Illustration Matters: Grace for President
and Ruby for White House Gardener

h1 February 27th, 2008 by jules

So, I just made up that title for a new series of sorts, which I also just made up: Illu-
stration Matters
(as in, concerning illustration and as in illustration is ever-so important — ah, okay, you get it and I’ll shut up now). This is when I’ll share some illustration(s) from a new picture book I love (with permission from the illustrator and/or publisher, of course) instead of waiting ’til a Sunday feature (or perhaps because our Sunday features are already filled up for a while, but there are too many interesting illustrators whose work I want to show you). Think my Charlotte Voake post from last week. Yeah, that.

This week it’s LeUyen Pham and Valorie Fisher, who have some kickin’ new picture books out.

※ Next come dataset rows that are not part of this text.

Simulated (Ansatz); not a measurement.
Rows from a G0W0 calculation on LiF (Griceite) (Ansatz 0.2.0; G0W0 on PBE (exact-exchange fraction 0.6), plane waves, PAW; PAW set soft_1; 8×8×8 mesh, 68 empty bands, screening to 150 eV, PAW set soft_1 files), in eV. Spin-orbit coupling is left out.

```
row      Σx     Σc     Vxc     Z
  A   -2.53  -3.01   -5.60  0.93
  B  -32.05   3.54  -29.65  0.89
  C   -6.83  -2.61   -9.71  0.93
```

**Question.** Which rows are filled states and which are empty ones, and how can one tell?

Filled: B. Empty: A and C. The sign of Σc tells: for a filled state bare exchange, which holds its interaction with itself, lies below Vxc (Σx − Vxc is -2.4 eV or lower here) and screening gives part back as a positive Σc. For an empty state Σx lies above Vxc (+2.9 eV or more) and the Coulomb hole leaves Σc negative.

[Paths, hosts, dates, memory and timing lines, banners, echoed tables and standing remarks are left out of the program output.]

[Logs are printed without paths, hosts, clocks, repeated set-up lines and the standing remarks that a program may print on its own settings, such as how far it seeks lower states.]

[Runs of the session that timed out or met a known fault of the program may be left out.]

Anyone else remember when LeUyen stopped by in October and shared a whole slew of illustrations with us? Well, one of the illustrations she shared is from her brand-new picture book, written by Kelly DiPucchio, entitled Grace for President (Hyperion), so here’s that illustration again — since the book was released just yesterday, I believe, and since I’m lucky enough to have an ARC. This also happens to be the spread which Publishers Weekly praises specifically in their review of the book: “. . . {t}he don’t-miss-it picture is at the beginning, of kids looking at a poster containing the presidents’ portraits, all of them rendered to an almost photographic likeness by Pham.”

This title, which Publishers Weekly also called a “well-timed lesson on the electoral system,” is more than just well-timed. With the female African American candidate for school president that is our protagonist, Grace, it’s almost eerie (in a good way), what with Obama and Hillary going at it for their own chance at our country’s presidency. In our October feature, LeUyen told us, “when deciding on how Grace should look, I thought an African American girl sounded ideal, and gave her as much spunk as I could. This, of course, was before Barack Obama and Hilary Clinton decided to run for president — how timely that my candidate is both female and African American!”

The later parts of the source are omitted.